But as a man Charles Whiley is a gentleman in stiff-collared shirts who says things like “marvelous” and “how fabulous” and “I’m really a caring person, you know.”

 

As a woman he says things like “Well, I’ve had 300 lovers since last Thursday,” as he sits on your lap and squashes his polystyrene tits in your face. When he stands up, his sequined dress hoinked above his knee, the audience roars like a revivalist church gone apeshit — converts to the world of Dainti Delischia, the Queen of Drag.

 

“Dainti says things that Charles never would,” is how Charles explains it, almost embarrassed now.

 

One wonders what Dainti would have to say about that.

 

As Charles he is 70, a coy, effeminate, wrinkling former lawyer turned drag artist living in a cosy house in Joburg. As Dainti he is exactly 27, born at the Sun City Superbowl during the 1989 Million Dollar Golf Challenge, now drag icon and up and coming mascot of Gay SA.

 

If you’ve never heard of her you’re probably too straight.

 

Fact is, Charles Whiley, with his 10kg wig bag, his make-up kit, his heels, his four-inch fake eyelashes, his pearl earrings, his varieties of blush and base, his assortment of sexy strapless numbers from his considerable gender-bender wardrobe that completes an eye-catching transmogrification, is a bit of everything.

 

That goes for his gender, philosophy, bracelets, profession and life story. It’s what has made him one of South Africa’s top drag queens, a prolific performer at corporate functions, on stage at festivals, on top of dining room tables at surprise parties — Dainti pops up at the strangest places. She’s also one of the only drag queens around to have her own column — in the gay monthly, Exit.

 

And like all grande dames, she’s more popular the older she gets. At the Pink Loerie Mardi Gras in Knysna this year, she was a hit, a sensation, a marvel in mauve, pink and burnt orange: the mincing, masquerading, moffamorphic embodiment of gay pride and of South Africa’s fast-growing frangipani fringe.

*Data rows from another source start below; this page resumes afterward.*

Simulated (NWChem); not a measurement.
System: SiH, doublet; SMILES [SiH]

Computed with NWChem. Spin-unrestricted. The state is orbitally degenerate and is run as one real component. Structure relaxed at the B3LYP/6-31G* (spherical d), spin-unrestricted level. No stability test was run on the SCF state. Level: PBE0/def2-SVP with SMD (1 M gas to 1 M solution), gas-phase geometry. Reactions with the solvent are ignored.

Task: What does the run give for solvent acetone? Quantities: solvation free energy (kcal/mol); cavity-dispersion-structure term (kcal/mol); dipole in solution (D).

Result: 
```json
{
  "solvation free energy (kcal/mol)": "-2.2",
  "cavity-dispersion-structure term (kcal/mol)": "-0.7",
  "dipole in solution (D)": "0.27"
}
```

Dainti Delischia — she’s everywhere: in the front row of the beauty pageant; on stage under a marquee; bringing up the rear of the Pride march on the back of a twin-cab mega-wheeler and yelling to a festival crowd. “Have some fun darling”, or “Looking good doll. Want summa me?”

 

Loathe her, lust after her, lick her cherry lips — Dainti Delischia is the drag-a-delic queen of the boerewors vlakte, and beyond.

 

How does she do it? How does he do it? How does a pap-en-vleis Sarf Efrikan laaitie turn into Evita Bezuidenhout’s wicked fairy godmother in a C-cup and pumps parading down the hoofstraat of a small coastal town in mid-winter with a band of lawyers, accountants, gym instructors — whatevers — dressed up in feathers, leathers, lace-ups, lace-downs, plastic, polyurethane and fairy wings? The mind boggles.

 

Not that anybody’s complaining; the only other people marching down streets these days throw rocks through shop windows. Dainti and her pink army blow kisses and throw streamers.

 

Chatting to me across the breakfast table, Charles — no sign of Dainti, it’s still 10am — divulges the surprising truth: parading in wigs and pink glitter is all about being normal.

“Our Constitution isn’t going to change attitudes towards gay people; the gay community has to change the straight attitude towards us,” says Charles, his hands in a flap.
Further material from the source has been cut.